Debt Planner: Payoff Month Not Calculating Correctly

My payoff months arent calculating correctly:

If I have a loan for $2681 with 0% interest and I pay $150 min payment, I will finish paying in roughly 18 months. Aug 2022.

The paid-off month in the sheet is Aug 2026? I can’t see how the sheet is calculating the payoff month?

Thank you.
Megan

Echoing this. I have a credit card that has $198 left, I pay $82/mo.
Avalance: It thinks it’ll be paid off in June 2023.
Snowball: It thinks it’ll be paid off by September 2021.
Ranked (when set as #1): It thinks it’ll be paid off by June 2022.

I’m not able to reproduce this issue, @mmgalliv. I loaded a fresh copy of the Debt Planner template and entered the parameters you gave. You can see that results below yield August 2022 as expected (regardless of the payoff method).

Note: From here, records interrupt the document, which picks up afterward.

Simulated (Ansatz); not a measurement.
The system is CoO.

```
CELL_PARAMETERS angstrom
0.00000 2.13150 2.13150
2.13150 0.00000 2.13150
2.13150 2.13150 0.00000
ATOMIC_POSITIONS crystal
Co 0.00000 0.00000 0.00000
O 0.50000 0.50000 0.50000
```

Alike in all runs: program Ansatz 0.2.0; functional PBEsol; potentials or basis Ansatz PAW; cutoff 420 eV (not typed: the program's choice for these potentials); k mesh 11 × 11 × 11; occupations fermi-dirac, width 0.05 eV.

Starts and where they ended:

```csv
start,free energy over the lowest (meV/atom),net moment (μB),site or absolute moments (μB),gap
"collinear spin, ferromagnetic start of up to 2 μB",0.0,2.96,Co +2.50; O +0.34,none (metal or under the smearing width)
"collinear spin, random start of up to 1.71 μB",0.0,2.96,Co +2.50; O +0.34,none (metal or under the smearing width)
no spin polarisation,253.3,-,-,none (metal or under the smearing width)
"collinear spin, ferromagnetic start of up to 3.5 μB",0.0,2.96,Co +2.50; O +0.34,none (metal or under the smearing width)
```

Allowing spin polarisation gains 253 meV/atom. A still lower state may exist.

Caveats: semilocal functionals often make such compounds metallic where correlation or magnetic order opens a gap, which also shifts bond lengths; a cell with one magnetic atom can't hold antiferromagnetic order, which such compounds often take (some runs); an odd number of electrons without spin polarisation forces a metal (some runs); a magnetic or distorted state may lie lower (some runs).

The things that could complicate this are:

  1. A damaged version of the Debt Planner template - have you tried restoring it?
  2. Additional loans that are prioritized ahead of paying down the $2,681 loan.
  3. A loan payment total in cell L5 that is less than your intended $150/month payment.
  4. A loan balance pulled from Balances History that is different from the expected $2,681 value.

Can you check the above?
Randy

As with my note to @mmgalliv, I tried the scenarios you listed and I’m not able to reproduce the issue.
Can you review the bullets I shared with @mmgalliv :point_up:?

Snowball

Avalanche

Ranked

I’ll give them a shot, thanks!

Tried the restore, checked the columns, etc, still having issues.

I can cause it to “break” pretty easy. See steps below:

If I just add one loan, with one balance, and one minimum payment, it works great.

Loan 1: 0% interest, min payment $82, balance of $198, succesfully shows pay off date for May 2021.

Breaks upon adding a second debt:

Loan 2: 0% interest, min payment $116, balance of $694, still shows May 2021 (this is wrong).

Loan 3: 0% interest, min payment of $185, balance of $4898, still shows May 2021 (impossible)

Question:

  1. Additional loans that are prioritized ahead of paying down the $2,681 loan.
    A min monthly payment should have the same due date. Even if you are prioritizing paying more on some you still have to pay the min monthly on the card so it shouldn’t be affected by the other accounts?

The account by itself has the right date but when I add in the other accounts the date changes, Which doesn’t make sense to me at no point am I not going to pay the min. monthly payment.

Also, now the other account cannot be found?

Megan

I think the problem, @branadonshutter, is that you are using the Avalanche method which prioritizes loans based on (highest) Interest Rate, but you have not entered any interest rates into B8:B.

Can you try entering the number zero for the interest rate for each loan and see if the behavior is as expected?

It’s really hard for me to imagine how the payment model is running in your sheet, @mmgalliv, without seeing the inputs. Can you share a screenshot of your sheet? Feel free to simplify the example (with fewer accounts that still result in the failed behavior) or to redact account descriptions like @branadonshutter.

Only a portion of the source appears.